Use cases for closures
Some people have been reacting to this proposal as if it represents Sun's plans for the future of the language. At this stage it is just some ideas being drawn up to address a number of requirements in a clean and uniform framework. Other people are working on alternative proposals, and I expect you'll see those soon. It is too early to place bets on what, if anything, Sun will do in this space for JDK7.
With the insights described in my last blog entry, we no longer need two separate syntactic forms for closures. We also don't need the "labelled" nonlocal return statement. We're updating the draft spec with this and other changes, making it more precise, and adding a bit of rationale. I hope to augment the brief rationale that will appear in the draft with further explanation here.
Closures, Inner Classes, and Concurrency
Our "solution" to concurrency issues in the original version of the proposal was quite unsatisfying. Part of the problem was that we could see no way to satisfy the requirements of that community while preserving some of the most useful features of closures and without violating the language design principles. Since then, we've been reexamining the issue, and I think we've found a very tidy solution.
Asynchronous use cases
To understand the solution, it is useful to characterize the use cases for closures into two very distinct categories. The first category, which I'll call asynchronous, are those in which the user-privided code is not called immediately by the API, but rather is saved to be executed from another thread or at a later time. This includes asynchronous notification frameworks, the concurrency framework's executors, and timer tasks. Generally speaking these fall into a pattern in which the caller of the API controls what will be done, but the API controls when it will be done. These kinds of Java APIs are widespread in practice, and are often expressed using single-method interfaces or abstract classes. Because the code passed into the API is invoked when its context no longer exists, it is generally inappropriate to allow nonlocal control-flow. Because it may be invoked from another thread, it is often inappropriate to allow such code to access mutable local state.
The closure proposal attempts to address this category of use case by providing the closure conversion, which converts the user-written chunk of code into an anonymous inner class.

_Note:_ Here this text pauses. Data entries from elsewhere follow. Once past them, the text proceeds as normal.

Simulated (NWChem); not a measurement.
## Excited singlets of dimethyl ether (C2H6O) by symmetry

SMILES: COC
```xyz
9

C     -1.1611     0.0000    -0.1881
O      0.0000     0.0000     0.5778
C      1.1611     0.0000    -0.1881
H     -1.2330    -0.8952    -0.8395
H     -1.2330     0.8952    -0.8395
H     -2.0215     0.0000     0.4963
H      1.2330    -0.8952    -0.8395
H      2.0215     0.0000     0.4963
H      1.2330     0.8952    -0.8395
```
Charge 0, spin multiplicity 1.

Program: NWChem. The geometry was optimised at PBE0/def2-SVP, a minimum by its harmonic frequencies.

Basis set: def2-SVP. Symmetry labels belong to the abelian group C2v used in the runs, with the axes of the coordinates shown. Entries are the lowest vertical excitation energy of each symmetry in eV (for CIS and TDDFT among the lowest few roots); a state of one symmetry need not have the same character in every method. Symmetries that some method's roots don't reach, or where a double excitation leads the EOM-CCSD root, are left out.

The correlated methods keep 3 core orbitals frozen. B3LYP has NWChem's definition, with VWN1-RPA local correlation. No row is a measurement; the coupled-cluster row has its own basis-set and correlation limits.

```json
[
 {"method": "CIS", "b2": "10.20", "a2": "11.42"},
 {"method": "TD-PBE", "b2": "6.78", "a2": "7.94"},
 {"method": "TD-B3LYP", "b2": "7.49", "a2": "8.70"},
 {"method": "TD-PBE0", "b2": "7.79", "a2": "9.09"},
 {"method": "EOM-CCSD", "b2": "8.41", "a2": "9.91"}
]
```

To make this very concrete, let's see how this would affect they way you can submit a task to a java.util.concurrent.Executor. The way you'd write it today (and this way of writing it will always be available) is this:
void sayHelloInAnotherThread(Executor ex) { ex.execute(new Runnable() { public void run() { System.out.println("hello"); } }); }
Now, that's not too bad, but using closures you can write the following, without any change to the executor APIs:
void sayHelloInAnotherThread(Executor ex) { ex.execute(() { System.out.println("hello"); }); }
This is a little better, though not necessarily enough by itself to justify closures. This works because although Executor.execute takes a Runnable as an argument, and we wrote a closure, the closure conversion converts it to a Runnable. Essentially, the closure conversion builds an anonymous instance of Runnable whose run method just invokes the closure. The closure conversion is implemented at compile-time, generating exactly the same code as in the first case, so there is no runtime overhead.
If we adopt an alternative invocation syntax that we're working on to allow an abbreviated form of invocation statement for methods involving closures (we're still working on the specification), you would be able to write it something like this:
void sayHelloInAnotherThread(Executor ex) { ex.execute() { System.out.println("hello"); } }
If this syntax doesn't mean anything to you, just imagine that the block appearing at the end of the invocation of ex.execute is turned into a closure and then passed as the last argment (the only one, in this case) to execute. That's basically what the abbreviated invocation syntax does.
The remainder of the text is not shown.